The constable was urinating just metres from where Collingridge lay hidden photographing a roadblock.

“For a moment I thought the officer would pee into the hole I was shooting from,” said Collingridge.

Luckily, the cover of The Star team wasn’t blown.

We were that close, and that was why we were there.

From behind the old wall we could watch the police on Durban Deep Road in Roodepoort conduct their roadblocks just 10m away.

Community members had told us about this place. The police always set up roadblocks at the same spot, they said.

The bribery was so bad they claimed that even the children in the area had seen it and were talking about it. The joke was that children wanted to become police officers because they made lots of money.

But being so close also had its disadvantages. We could easily be spotted, or one of the officers might even hear the click of the camera.

So we had to improvise. Collingridge built several hides along the wall, using wood and shade cloth. He wanted a dark background so as to make it harder for someone to spot him if they happened to look at that section of wall. Some of the holes were also taped up.

We waited. When the police did arrive, the action usually only lasted 20 minutes. We quickly realised that surveillance work isn’t as easy as they make it out to be in the movies.

Motor vehicles and people have a habit of getting in the way just when you are sure the transaction is about to go down. There is also a lot going on – bribes are offered and accepted quickly.

“The problem I had was that I had to concentrate on one officer, that was my field of view. If a bribe happened at another vehicle I missed it,” said Collingridge.

We did see money change hands, but getting it on film proved difficult. Sometimes a policeman would walk from a car and place his hand in his pocket. Money, we were sure, had been given.

The cops were ultra-careful when accepting money, they hid their transactions.

Later on the roadblocks became fewer and we suspected that someone might have tipped them off about us.

Spending days watching police supplement their income with “cooldrink money” and not getting a photo of this left us both frustrated and angry.

“For these guys it just appeared to be another day at the office,” Collingridge said.

Collingridge did get a photograph of a policeman with what appears to be a rolled-up R20 note in his hand. But it wasn’t the money shot.

That shot did happen – and it was unexpected.

We were close to calling it a day on the afternoon of Friday, November 29, when we noticed a metro patrol vehicle pull up.

It wasn’t at the usual spot, the car was about 100m up the road.

It was much further away than the other roadblocks.

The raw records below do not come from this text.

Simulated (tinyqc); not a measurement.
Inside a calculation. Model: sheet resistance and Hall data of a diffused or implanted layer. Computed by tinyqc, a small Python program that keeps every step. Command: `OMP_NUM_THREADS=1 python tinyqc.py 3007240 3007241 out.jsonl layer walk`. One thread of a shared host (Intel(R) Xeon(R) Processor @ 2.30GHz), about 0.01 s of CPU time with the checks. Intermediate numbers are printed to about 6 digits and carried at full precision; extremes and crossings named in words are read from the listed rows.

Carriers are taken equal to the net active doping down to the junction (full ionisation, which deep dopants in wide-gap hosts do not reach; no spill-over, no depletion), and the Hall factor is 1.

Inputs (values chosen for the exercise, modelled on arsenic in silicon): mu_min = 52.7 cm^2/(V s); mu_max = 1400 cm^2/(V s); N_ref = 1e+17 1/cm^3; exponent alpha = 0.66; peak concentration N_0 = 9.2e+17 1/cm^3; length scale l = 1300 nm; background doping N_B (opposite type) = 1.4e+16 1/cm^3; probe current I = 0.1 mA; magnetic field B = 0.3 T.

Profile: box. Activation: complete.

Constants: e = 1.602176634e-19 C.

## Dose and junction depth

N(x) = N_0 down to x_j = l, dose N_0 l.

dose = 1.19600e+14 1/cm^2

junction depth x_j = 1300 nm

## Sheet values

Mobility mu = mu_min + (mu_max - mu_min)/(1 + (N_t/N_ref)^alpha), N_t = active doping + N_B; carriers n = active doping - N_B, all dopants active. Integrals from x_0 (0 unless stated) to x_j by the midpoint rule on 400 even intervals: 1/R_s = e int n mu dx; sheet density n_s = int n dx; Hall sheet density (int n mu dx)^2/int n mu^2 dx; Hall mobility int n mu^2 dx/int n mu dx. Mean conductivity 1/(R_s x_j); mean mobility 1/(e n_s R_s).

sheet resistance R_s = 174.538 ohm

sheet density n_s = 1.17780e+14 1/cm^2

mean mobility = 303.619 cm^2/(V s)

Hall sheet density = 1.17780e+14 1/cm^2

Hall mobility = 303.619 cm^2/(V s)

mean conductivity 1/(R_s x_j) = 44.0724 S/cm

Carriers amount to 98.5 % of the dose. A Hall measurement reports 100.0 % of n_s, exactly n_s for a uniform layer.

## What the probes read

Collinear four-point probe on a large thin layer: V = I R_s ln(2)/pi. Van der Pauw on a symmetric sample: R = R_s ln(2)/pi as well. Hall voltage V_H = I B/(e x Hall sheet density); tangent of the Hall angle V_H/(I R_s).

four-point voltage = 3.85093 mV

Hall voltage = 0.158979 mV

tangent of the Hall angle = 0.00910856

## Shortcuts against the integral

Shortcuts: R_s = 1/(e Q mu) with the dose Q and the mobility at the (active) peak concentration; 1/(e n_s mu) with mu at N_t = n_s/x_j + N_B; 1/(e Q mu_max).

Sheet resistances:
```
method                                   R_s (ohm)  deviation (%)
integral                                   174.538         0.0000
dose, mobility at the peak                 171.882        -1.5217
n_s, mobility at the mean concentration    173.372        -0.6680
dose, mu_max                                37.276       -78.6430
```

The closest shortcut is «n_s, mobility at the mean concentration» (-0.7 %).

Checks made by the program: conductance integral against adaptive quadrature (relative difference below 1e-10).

Two officers began stopping vehicles.

Collingridge suspected that something was going to happen when the traffic cop pulled over a white Nissan bakkie.

“I observed the guy reach into his pocket, and I started to fire (off photographs),” said Collingridge.

He wasn’t sure he had got anything until he went through his images on his view finder.

There was the frame. The metro cop with a R10 note folded in her hand.

Gotcha!

It was time for a high five.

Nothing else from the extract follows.